Some doubters have tried to dismiss geologic dating with a sleight of hand by saying that no rocks are completely closed systems (that is, that no rocks are so isolated from their surroundings that they have not lost or gained some of the isotopes used for dating). Speaking from an extreme technical viewpoint this might be true--perhaps 1 atom out of 1,000,000,000,000 of a certain isotope has leaked out of nearly all rocks, but such a change would make an immeasurably small change in the result. The real question to ask is, "is the rock sufficiently close to a closed system that the results will be same as a really closed system?" Since the early 1960s many books have been written on this subject. These books detail experiments showing, for a given dating system, which minerals work all of the time, which minerals work under some certain conditions, and which minerals are likely to lose atoms and give incorrect results. Understanding these conditions is part of the science of geology. Geologists are careful to use the most reliable methods whenever possible, and as discussed above, to test for agreement between different methods.
Some people have tried to defend a young Earth position by saying that the half-lives of radionuclides can in fact be changed, and that this can be done by certain little-understood particles such as neutrinos, muons, or cosmic rays. This is stretching it. While certain particles can cause nuclear changes, they do not change the half-lives. The nuclear changes are well understood and are nearly always very minor in rocks. In fact the main nuclear changes in rocks are the very radioactive decays we are talking about.
There are only three quite technical instances where a half-life changes, and these do not affect the dating methods we have discussed.

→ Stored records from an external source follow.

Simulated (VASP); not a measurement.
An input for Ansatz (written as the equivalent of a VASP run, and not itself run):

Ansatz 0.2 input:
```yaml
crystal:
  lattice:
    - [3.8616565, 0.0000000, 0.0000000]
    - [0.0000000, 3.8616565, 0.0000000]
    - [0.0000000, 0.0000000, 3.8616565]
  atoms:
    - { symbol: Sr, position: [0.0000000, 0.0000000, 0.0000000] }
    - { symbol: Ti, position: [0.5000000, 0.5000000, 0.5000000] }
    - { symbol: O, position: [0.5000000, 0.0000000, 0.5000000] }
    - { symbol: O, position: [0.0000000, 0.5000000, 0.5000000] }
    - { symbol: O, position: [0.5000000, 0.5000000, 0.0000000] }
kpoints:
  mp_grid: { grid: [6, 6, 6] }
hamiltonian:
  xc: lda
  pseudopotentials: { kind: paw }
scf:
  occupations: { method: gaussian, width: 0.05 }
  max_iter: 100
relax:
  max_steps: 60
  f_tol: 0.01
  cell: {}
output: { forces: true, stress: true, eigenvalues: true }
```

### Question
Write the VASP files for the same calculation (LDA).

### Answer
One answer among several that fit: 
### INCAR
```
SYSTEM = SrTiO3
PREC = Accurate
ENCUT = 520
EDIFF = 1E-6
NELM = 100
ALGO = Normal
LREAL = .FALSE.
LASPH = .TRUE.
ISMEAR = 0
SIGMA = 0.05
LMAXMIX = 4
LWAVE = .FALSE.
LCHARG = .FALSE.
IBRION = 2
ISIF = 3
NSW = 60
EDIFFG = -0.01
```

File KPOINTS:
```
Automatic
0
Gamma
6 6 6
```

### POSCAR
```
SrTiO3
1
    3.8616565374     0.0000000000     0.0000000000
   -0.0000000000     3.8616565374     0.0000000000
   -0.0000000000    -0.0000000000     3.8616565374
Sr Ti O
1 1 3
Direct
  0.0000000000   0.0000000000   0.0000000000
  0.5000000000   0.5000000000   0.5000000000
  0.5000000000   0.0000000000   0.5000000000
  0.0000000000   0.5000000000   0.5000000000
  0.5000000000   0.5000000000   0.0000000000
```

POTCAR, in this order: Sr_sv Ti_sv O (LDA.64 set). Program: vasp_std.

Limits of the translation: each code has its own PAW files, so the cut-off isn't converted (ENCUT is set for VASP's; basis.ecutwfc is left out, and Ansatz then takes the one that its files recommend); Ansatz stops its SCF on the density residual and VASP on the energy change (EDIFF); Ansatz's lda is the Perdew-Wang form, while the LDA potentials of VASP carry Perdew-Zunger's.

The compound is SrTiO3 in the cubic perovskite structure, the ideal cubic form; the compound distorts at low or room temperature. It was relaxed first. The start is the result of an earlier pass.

1. Only one technical exception occurs under terrestrial conditions, and this is not for an isotope used for dating. According to theory, electron-capture is the most likely type of decay to show changes with pressure or chemical combination, and this should be most pronounced for very light elements. The artificially-produced isotope, beryllium-7 has been shown to change by up to 1.5%, depending on its chemical environment (Earth Planet. Sci. Lett. 171, 325-328, 1999; see also Earth Planet. Sci. Lett. 195, 131-139, 2002). In another experiment, a half-life change of a small fraction of a percent was detected when beryllium-7 was subjected to 270,000 atmospheres of pressure, equivalent to depths greater than 450 miles inside the Earth (Science 181, 1163-1164, 1973). All known rocks, with the possible exception of diamonds, are from much shallower depths. In fact, beryllium-7 is not used for dating rocks, as it has a half-life of only 54 days, and heavier atoms are even less subject to these minute changes, so the dates of rocks made by electron-capture decays would only be off by at most a few hundredths of a percent.
2. Physical conditions at the center of stars or for cosmic rays differ very greatly from anything experienced in rocks on or in the Earth. Yet, self-proclaimed "experts" often confuse these conditions. Cosmic rays are very, very high-energy atomic nuclei flying through space. The electron-capture decay mentioned above does not take place in cosmic rays until they slow down. This is because the fast-moving cosmic ray nuclei do not have electrons surrounding them, which are necessary for this form of decay. Another case is material inside of stars, which is in a plasma state where electrons are not bound to atoms. In the extremely hot stellar environment, a completely different kind of decay can occur. ' Bound-state beta decay' occurs when the nucleus emits an electron into a bound electronic state close to the nucleus. This has been observed for dysprosium-163 and rhenium-187 under very specialized conditions simulating the interior of stars (Phys. Rev. Lett., 69, 2164-2167; Phys. Rev. Lett., 77, 5190-5193, 1996). All normal matter, such as everything on Earth, the Moon, meteorites, etc. has electrons in normal positions, so these instances never apply to rocks, or anything colder than several hundred thousand degrees.
As an example of incorrect application of these conditions to dating, one young-Earth proponent suggested that God used plasma conditions when He created the Earth a few thousand years ago. This writer suggested that the rapid decay rate of rhenium under extreme plasma conditions might explain why rocks give very old ages instead of a young-Earth age. This writer neglected a number of things, including: a) plasmas only affect a few of the dating methods. More importantly, b) rocks and hot gaseous plasmas are completely incompatible forms of matter! The material would have to revert back from the plasma state before it could form rocks. In such a scenario, as the rocks cooled and hardened, their ages would be completely reset to zero as described in previous sections. If this person's scenario were correct, instead of showing old ages, all the rocks should show a uniform ~4,000 year age of creation. That is obviously not what is observed.
3. The last case also involves very fast-moving matter. It has been demonstrated by atomic clocks in very fast spacecraft. These atomic clocks slow down very slightly (only a second or so per year) as predicted by Einstein's theory of relativity. No rocks in our solar system are going fast enough to make a noticeable change in their dates.
These cases are very specialized, and all are well understood. None of these cases alter the dates of rocks either on Earth or other planets in the solar system. The conclusion once again is that half-lives are completely reliable in every context for the dating of rocks on Earth and even on other planets. The Earth and all creation appears to be very ancient.
Short-lived isotopes can be slightly affected by external conditions, but they use decay processes that longer-lived isotopes do not. Short-lived isotopes are not used in determining geological ages, only longer-lived isotopes are used.
Also, the changes induced are very small. I once calculated the percent error required to make a 10,000-year-old rock falsely appear to be hundreds of millions of years old. It worked out to be multiple thousands of a percent, not a mere 1.5%, which is within measurement error.